Robert Redford's publicist has said the star's stated intention to retire from acting when he has completed work on his two upcoming movies is somewhat premature.
"He is certainly not retiring now from acting because he has several projects coming down the pike," Cindi Berger told film industry website Deadline, adding that Redford would not be retiring after his next two films either, but giving no further details.
In an interview with his grandson Dylan Redford for the Walker Art Center in Minneapolis, the iconic actor-director was asked if he had considered returning to his early love, painting.
"Yeah, a lot - and a lot lately because I'm getting tired of acting," the screen legend replied. "I'm an impatient person, so it's hard for me to sit around and do take after take after take. At this point in my life, age 80, it'd give me more satisfaction because I'm not dependent on anybody. It's just me, just the way it used to be, and so going back to sketching - that's sort of where my head is right now."
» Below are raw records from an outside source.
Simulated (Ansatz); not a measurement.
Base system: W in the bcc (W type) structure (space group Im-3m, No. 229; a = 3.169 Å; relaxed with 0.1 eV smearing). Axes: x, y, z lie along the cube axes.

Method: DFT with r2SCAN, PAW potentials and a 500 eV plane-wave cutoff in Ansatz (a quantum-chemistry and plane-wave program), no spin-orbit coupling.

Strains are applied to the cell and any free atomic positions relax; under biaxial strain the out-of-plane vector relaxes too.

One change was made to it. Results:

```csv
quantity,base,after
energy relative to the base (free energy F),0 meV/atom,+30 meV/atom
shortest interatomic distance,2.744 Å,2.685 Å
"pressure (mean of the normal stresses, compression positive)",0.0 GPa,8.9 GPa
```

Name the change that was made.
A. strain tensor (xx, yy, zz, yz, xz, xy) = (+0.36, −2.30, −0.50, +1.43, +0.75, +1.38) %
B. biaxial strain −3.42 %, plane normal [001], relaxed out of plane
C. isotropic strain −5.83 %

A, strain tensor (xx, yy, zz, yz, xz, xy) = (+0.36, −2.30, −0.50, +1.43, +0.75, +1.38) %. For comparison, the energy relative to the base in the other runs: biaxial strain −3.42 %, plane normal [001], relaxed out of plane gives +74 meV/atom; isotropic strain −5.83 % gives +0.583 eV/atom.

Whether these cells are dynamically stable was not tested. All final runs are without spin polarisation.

"So, I'm thinking of moving in that direction and not acting so much," Redford continued. "I've got two acting projects in the works: Our Souls at Night, with Jane Fonda, a love story for older people who get a second chance in life; and Old Man with a Gun, a lighter piece with Casey Affleck and Sissy Spacek. Once they're done then I'm going to say, 'Okay, that's goodbye to all that,' and then just focus on directing."

Redford won the Best Director Oscar for his 1980 film Ordinary People and also received an honorary Oscar in 2002. His acting career began in the 1960s and he was nominated for the Best Actor Oscar in 1974 for his performance opposite Paul Newman in the classic The Sting.

Other celebrated performances include Butch Cassidy and the Sundance Kid, All the President's Men, Three Days of the Condor, The Natural, Out of Africa and All is Lost.
Redford was most recently seen on screens in the Disney adventure Pete's Dragon.